Unleash the Power of Nylon Rope – The Strongest of Them All!
Nylon rope is known for its superior strength and high energy absorption capabilities. However, keep in mind that its strength decreases by 15% when wet, making it suitable for applications that are protected from water exposure. With high resistance to UV, heat, and abrasion, nylon rope has a long lifespan, making it an excellent choice for various boating applications.
Get the Best of Both Worlds with Polyester Rope
Polyester rope is almost as strong as nylon, but it doesn’t lose strength when wet. With excellent resistance to abrasion, UV, and heat, polyester rope is an ideal choice for applications where stretch is not desired, such as sheets and halyards on sail boats.
Stay Afloat with Polyethylene Rope – The Silver Rope
Polyethylene rope, also known as silver rope, has positive buoyancy and maintains its tensile strength even when wet. While it has a lower breaking strength compared to high tenacity polyethylene rope, it offers superior abrasion resistance and is commonly used for commercial fishing, general marine, and industrial applications.
Choose the Right Twist for Your Rope Needs
Twisted rope is made by coiling three strands together, resulting in a balanced rope that resists kinking and hangs straight. With a stiff but less flexible construction, twisted rope is easier to splice and absorb a portion of the load, making it an excellent choice for anchor lines.
Braided Rope – The Ultimate in Flexibility and Strength
Braided rope is constructed by weaving ends of yarn over and under, resulting in a firm and rounded rope that resists unraveling when damaged. Solid braided rope is ideal for applications where abrasion is a factor, while hollow braided rope is easier to splice. Braided rope is less stiff and more flexible than twisted rope and is generally stronger, making it an excellent choice for docking lines and pulleys.
Shop with Confidence at Boat Hut
At Boat Hut, we offer a 30-day return policy and 24/7 buyer support to ensure your complete satisfaction. Browse our full range of boat ropes and choose the best one for your boating needs today!
Rope is available in a variety of materials and variations. The make-up or construction of the rope will determine its strength, abrasion resistance, ease of use, and ultimately its price.
Boat Hut can source a range of high quality rope to suit almost any scenario. The key is to choose the
right one for the right job; the following guide will help you make the correct choice.
Nylon: The strongest, most accessible rope material, it excels in absorbing energy. Even though it is quite strong it loses about 15% of its strength when wet. This should be factored into the selection decision for applications where the rope will be exposed to water. Nylon rope is very dense and sinks in water. It is the pick of the rope for a host of applications because it has high U.V., heat and abrasion resistance which increases the ropes life.
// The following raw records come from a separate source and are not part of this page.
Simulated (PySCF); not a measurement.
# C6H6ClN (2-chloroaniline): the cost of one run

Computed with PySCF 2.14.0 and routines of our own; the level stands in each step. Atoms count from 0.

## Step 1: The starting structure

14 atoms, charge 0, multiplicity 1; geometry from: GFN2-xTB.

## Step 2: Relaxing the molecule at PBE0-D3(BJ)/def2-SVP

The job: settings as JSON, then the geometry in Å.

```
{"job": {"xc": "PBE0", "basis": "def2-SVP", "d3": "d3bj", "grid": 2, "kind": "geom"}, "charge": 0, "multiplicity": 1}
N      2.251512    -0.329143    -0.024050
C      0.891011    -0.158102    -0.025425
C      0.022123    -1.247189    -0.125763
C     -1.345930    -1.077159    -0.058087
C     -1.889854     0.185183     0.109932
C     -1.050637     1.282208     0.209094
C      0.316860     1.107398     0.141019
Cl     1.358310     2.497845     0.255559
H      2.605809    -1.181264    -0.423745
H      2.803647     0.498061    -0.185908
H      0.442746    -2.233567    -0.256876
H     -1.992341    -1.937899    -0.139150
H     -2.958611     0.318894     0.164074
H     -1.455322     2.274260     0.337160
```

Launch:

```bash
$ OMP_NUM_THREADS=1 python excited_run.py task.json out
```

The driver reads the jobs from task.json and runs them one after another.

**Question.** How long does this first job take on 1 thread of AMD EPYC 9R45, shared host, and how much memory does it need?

Polypropylene: A synthetic rope that is strong for its weight. It has reduced U.V. and abrasion resistance qualities and thus also has a reduced life span. It is however, generally one of the most popular choices simply
due to its price point. Its best feature is its ability to float. This rope is a good choice for short term or indoor applications.
Polyester: Almost as strong as nylon, but does not lose strength when wet. Polyester has a high resistance to
abrasion, U.V. and heat. The main difference between nylon and polyester is the elasticity; nylon stretches significantly more than polyester. Nylon is more appropriate for applications where slight stretch is desirable, such as docking lines.
Similarly, polyester line is more appropriate for applications where stretch is not desired, such as sheets and halyards on sail boats.
Polyethylene: Polyethylene rope, commonly known as silver rope, has positive buoyancy (floats) and its
tensile strength remains the same dry or wet. It is slightly heavier than polypropylene rope and it has lower breaking strength compared to a high tenacity polyethylene rope. It generally has superior abrasion resistance compared to polypropylene rope and is commonly used in commercial fishing, general marine and industrial applications.
Twisted rope: Twisted rope is formed by coiling three strands together in the same direction. The fibres within each of the three strands must twist in the opposite direction to the corresponding strands. This ultimately results in producing a balanced rope, which means it hangs straight and resists kinking. Twisted rope must be fused and taped on each end to prevent unravelling. The direction of twist is called the lay of the rope. Three strand twisted line can be ‘laid’ right or left, and should always be coiled with the lay of the line.
Twisted rope is more stiff but less flexible than braided rope. It is fairly easy to splice and generally less expensive. It has more stretch and thus when used as an anchor line it tends to absorb a portion of the load placed on it from wind and wave action. This allows the anchor to remain set rather than pulling free.
Braided rope: Braid is constructed in various ways, but generally by weaving ends of yarn over and under. Most braided ropes are constructed around a braided core and are commonly known as double braid. If a core does not exist, the rope is called ‘hollow braid’. The leading feature of hollow braided rope is its ability to splice easily.
Solid braid is tightly woven which produces a firm and rounded construction. The unique lock-stitch construction prevents unravelling when damaged. Solid braided rope is especially useful when abrasion is a factor, for instance when working with pulleys. Solid braid due to its construction, cannot be spliced. Braided rope does not stretch to the degree that twisted rope does, it is less stiff and more flexible. It goes through a pulley or block very well because of its rounded shape, and is generally stronger than its equivalent-sized twisted line. Braided line also tends to snag when used as docking line if the pilings are rough. It does have an aesthetic appearance and if you are using it frequently, you will find it easier on the hands. Braided rope is often more expensive than twisted rope.